Literally every aspect of Pesach is either only survivable with a list or beautifully enhanced with a list
It’s a good thing that I love lists so much because Pesach is fast approaching. As we all know, “Pesach” is often referred to by its English name, “Holiday of Lists,” no doubt commemorating when our ancestors were rushing out of Egypt with nothing on their backs but their matzah and their list of things they needed to do before they left.
Literally every aspect of Pesach is either only survivable with a list or beautifully enhanced with a list.
Take cleaning, for example. Absolutely impossible to do without a list. As soon as you’ve swept up the last piece of Purim confetti, you eyeball your entire house with the cool assessing eyes of a master strategist. Then you sit down to make a list of which rooms will first be cleaned and declared chometz-free as you work your way closer to the kitchen, slowly but surely leaving a smaller and smaller chometz eating zone until you gently and lovingly push your children out onto the porch to eat their sandwiches. This is how it has been done for generations, and this is how it shall continue to be done.

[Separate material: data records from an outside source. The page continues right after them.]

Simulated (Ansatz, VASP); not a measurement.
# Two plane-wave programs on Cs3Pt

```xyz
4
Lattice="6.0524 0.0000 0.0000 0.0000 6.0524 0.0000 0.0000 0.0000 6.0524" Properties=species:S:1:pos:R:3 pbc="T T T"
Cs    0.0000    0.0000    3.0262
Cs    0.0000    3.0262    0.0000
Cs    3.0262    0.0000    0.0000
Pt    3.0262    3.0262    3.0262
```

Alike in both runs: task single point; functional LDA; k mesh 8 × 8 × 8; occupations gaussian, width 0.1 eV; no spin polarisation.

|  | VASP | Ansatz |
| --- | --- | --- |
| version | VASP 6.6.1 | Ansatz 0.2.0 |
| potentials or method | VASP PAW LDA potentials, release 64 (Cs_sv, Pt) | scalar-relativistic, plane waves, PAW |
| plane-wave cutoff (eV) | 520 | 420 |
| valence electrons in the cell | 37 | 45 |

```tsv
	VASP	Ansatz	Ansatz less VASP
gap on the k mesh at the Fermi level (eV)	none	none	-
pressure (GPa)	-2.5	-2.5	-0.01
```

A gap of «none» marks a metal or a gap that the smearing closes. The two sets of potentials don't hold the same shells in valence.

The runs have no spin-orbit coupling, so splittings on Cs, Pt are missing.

Lists are also vitally important when it comes to shopping for Pesach. You can create a Master Shopping List or, to make things easier, you can have separate shopping lists for each store. (It’s important to note that some people follow the stringent interpretation of the halachah by making sure to have separate lists in order to maximize the mitzvah. If that’s your family minhag, Master Lists would not be used.)
Shopping with lists is very important because there is so much to buy and it’s easy to get overwhelmed and just buy everything you see if you don’t have a handy list to keep you focused. I once went shopping without a list on Erev Pesach, and I came home as the proud new owner of aisle 7.
My children also make lists to enhance their Pesach because this is called chinuch via modeling behaviors, even though we have never once asked them for a list of places they want to go on Chol Hamoed. It’s important to give positive feedback when children participate in preparation for Pesach. Try saying things like, “Diggerland, LEGO land, Six Flags, and American Dream Mall? How thoughtful of you to come up with this convenient list to help us with our Chol Hamoed planning!”
In case you were worried that you would be obligated to go to all (or any) of the places on the list, you can remember previous years’ Chol Hamoed adventures when it took half the day to get the kids into the car and negotiate who sits next to which window and who won’t sit next to which brother, and by the time you left the house laden with bags of potato chips and bars of chocolate, everything was almost closed, so you went to their grandparents for supper instead. (This, too, is part of the traditional celebration of Pesach.)
My children also help by making lists of desired afikomen presents that they plan to receive in exchange for turning over the afikomen at the Seder. Reality plays absolutely no role in the choosing of this highly anticipated gift, and the list is as long as it is extravagant.
Last year my six- and seven-year-olds could barely contain their excitement when they came to tell me that they had a very short list for what they wanted for their afikomen present and they wanted to let me know what they wanted as soon as possible so that I could start shopping. Curious, I asked what it was that had them beside themselves with anticipation and glee. My seven-year-old let me know that he wanted three horses and a beautiful horse-drawn carriage. My six-year-old wanted one white horse.
After a moment of silence in which they waited for me to share their joy, I carefully explained that horses were not in the realm of possibility for potential afikomen presents. I told them they should come up with a different idea and thus introduced them to the concepts of compromise and negotiation.
Whereupon my seven-year-old thought for a few minutes and then said, “Fine. I’ll take three horses, no carriage.” And my six-year-old sighed deeply and added, “Okay, my horse can be brown.” *
(Parental responses to the Afikomen List greatly depend on family mesorah, which is largely determined by which city in Europe their family originated. Those of American or Sephardic descent have their own responses to afikomen requests, which may differ from those of their European counterparts, but are no less valid.)
According to my mother there is one more vital list necessary for making Pesach and that is a list of handymen and repairmen who are available for emergencies the two weeks prior to Pesach. It is a known fact among neshei Klal Yisrael that in the weeks before Pesach one of your major appliances will break down and completely cease to function with no previous warning whatsoever.
It doesn’t matter which appliance breaks; what does matter is knowing that it will happen and being as prepared as possible by having a ready list of people who can fix it or stores that will replace it.
I hope I haven’t left any important lists off my list but in case I have, please let me know. You can add it to your To-Do List.